A couple of weeks ago, I turned and walked away from our youngest son, got into my car and headed for home without him. I was leaving him to live with a stranger he’d met online and to assume full responsibility for all of his day-to-day decisions. For the first time in 18 years, I would not know precisely where he was or with whom he was. And in a lot of ways, that was all part of the plan.

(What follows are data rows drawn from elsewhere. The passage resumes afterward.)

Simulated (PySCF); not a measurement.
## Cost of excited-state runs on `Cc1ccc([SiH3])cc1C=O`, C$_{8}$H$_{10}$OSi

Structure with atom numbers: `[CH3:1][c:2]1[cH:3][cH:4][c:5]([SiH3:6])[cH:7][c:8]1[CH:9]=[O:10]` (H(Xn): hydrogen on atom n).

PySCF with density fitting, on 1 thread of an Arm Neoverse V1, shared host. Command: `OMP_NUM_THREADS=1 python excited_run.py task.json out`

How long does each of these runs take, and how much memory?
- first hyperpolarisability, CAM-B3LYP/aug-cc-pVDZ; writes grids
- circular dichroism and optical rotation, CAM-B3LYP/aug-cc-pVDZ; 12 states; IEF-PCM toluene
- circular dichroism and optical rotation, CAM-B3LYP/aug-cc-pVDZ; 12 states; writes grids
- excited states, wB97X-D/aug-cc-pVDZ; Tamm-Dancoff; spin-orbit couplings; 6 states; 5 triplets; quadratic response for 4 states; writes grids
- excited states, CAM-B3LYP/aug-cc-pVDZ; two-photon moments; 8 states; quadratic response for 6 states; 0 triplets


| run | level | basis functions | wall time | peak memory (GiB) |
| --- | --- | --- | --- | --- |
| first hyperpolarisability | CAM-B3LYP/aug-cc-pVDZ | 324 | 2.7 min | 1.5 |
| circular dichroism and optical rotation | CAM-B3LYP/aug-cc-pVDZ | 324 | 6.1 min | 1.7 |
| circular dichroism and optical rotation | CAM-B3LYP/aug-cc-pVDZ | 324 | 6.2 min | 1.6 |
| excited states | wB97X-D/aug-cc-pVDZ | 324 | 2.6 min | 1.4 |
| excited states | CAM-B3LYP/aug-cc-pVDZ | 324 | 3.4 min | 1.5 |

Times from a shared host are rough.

When our family moved to North Carolina, he was a toddler and his brothers were 5 and 7; one of the things that had drawn us here was the commitment to education that their father and I felt mirrored our home state, Virginia. If our boys chose to attend a public college in North Carolina, they would enjoy stellar academics at a reasonable price. We were in it for the long haul, and as I drove away from his dorm last month, our son was preparing to reap the benefits of a decision made when he could barely walk.
At least I hope he will.
In the six short years since his oldest brother began his college education, North Carolina’s public colleges and universities have faced challenges not of their own making. The state’s vaunted system of higher education has been threatened by financial constraints, politically motivated manipulation, and the message from some elected leaders that the critical thinking skills inherent in a liberal arts education need not be a priority and indeed might be a problem.
Encouraging the sort of innovation that gave rise to Research Triangle Park and now continues to feed it seems less important to some politicians than high-level efforts to weaken academic freedom, not to mention muddying the otherwise inviolate distinction between science and opinion.
Others recognize the danger inherent in what the UNC system is facing and are hoping to re-prioritize higher education in North Carolina during this election year. The NC Council of Churches is working with local leaders in the Faculty Forward Network to hold a town hall on Monday, September 19 from 6 to 7:30 p.m. at Durham’s Center for Responsible Lending, 302 West Main Street. The focus is on increasing public investment in instruction and research and on improving work conditions for faculty. Addressing high-interest student loan debt and the rising cost of tuition and textbooks are also concerns.
Professors, students, elected leaders and others have been invited to share their vision for higher education in North Carolina on the 19th. The public is encouraged to attend.
By the time our newest college freshman graduates, we will have had at least one son in the UNC system for 10 consecutive years. We hope the university he leaves will be an even better place for learning than the one he entered but recognize that the promise of a fine public higher education in North Carolina is no longer a guarantee. Please join with the Council and the Faculty Forward Network as we work toward a renewed commitment to our state’s public colleges and universities.